For instance in our engines (Nebula2 and 3) there are so-called "frameshader" files (XML, nowadays it would be JSON of course) which describes a frame as a sequence of passes, the result of a pass is a valid render target texture or the final visible image, and a pass consists of per-material batches (or buckets).

Higher up are 'stages, views, and entities', a stage is a collection of graphics entities, a view is a 'view into a stage' (a view owns a camera and a frameshader), and entities can be models, lights and cameras. Multiple views can be attached to the same stage, and views can depend on each other (although in the >10 years we use this concept, dependent views were hardly needed).

> people realised that putting everything into a single giant scene graph isn't a good idea (so at least since the very early 2000's).


A high-level intuitive, if simplistic answer, would be that you want to do batching based on type, and a monolithic scene graph does not arrange things by type; nor is it in general a valuable abstraction for rendering graphics, which are ultimately highly non-hierarchical and undermined by the constant need for sophisticated traversal logic.

Go to Tom Forsyth's blog here: https://tomforsyth1000.github.io/blog.wiki.html and find the "Scene Graphs - just say no" post (I failed at providing a direct link, apologies).

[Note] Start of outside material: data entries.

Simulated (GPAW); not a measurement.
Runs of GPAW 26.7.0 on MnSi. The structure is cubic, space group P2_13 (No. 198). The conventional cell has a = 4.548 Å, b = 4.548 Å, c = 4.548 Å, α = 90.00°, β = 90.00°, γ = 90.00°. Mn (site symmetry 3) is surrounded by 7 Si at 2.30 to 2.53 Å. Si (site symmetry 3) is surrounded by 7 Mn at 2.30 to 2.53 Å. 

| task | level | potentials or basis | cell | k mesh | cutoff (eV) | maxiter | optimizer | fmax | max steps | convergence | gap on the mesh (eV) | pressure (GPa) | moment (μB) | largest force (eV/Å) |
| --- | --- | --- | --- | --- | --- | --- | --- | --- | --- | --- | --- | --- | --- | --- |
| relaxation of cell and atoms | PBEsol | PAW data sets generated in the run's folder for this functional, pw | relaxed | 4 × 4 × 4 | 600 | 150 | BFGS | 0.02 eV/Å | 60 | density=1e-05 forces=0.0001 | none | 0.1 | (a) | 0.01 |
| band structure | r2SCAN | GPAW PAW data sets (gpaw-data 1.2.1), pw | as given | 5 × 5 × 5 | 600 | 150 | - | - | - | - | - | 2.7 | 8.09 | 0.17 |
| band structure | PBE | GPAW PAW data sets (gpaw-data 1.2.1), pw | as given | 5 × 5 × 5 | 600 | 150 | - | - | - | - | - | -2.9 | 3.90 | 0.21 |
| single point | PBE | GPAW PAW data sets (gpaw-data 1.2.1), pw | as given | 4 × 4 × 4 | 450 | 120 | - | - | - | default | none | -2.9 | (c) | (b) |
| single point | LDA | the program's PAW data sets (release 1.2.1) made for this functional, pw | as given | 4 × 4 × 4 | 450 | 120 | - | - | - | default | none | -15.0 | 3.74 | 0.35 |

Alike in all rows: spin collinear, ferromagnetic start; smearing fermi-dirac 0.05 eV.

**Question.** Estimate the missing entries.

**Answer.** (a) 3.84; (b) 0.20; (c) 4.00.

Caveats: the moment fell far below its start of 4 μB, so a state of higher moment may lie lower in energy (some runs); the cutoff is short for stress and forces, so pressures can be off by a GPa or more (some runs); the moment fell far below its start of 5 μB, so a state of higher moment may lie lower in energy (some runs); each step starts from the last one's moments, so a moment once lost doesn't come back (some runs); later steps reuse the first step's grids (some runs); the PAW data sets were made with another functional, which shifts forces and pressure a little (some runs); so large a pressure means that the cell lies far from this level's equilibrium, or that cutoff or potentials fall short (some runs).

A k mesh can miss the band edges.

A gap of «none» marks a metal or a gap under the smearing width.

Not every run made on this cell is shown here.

I was hoping for the deconstruction (or reconstruction) of one of the many rendering engines already out there - there's lots to talk about! This doesn't have much meat - reads like an incomplete UML diagram. My experience is mostly porting/profiling/optimizing graphics, not writing entirely new pipelines, but I'll chime in on a couple points:

>> Passes can receive as inputs: [...] The previous Pass outputs in the form of textures in memory (Render Targets)

This feels a bit arbitrarily limited. I find rendering passes more 'graph-like' than a pure linear pipeline. For example, you might render some shadow maps - some of these might be bound to a single camera (e.g. for traditional directional cascading shadow maps fit to the camera frustum), but other shadowmaps could easily be shared between multiple viewpoints (e.g. point light dual paraboloid shadow maps). And even your 'per-camera' shadowmaps might be reused between multiple viewports for e.g. two very similar eye cameras in VR, whereas other parts of your scene will need to be re-rendered wholescale per-eye (unless you start implementing e.g. nVidia's single-pass multi-viewport rendering - how does that fit into this UML diagram?)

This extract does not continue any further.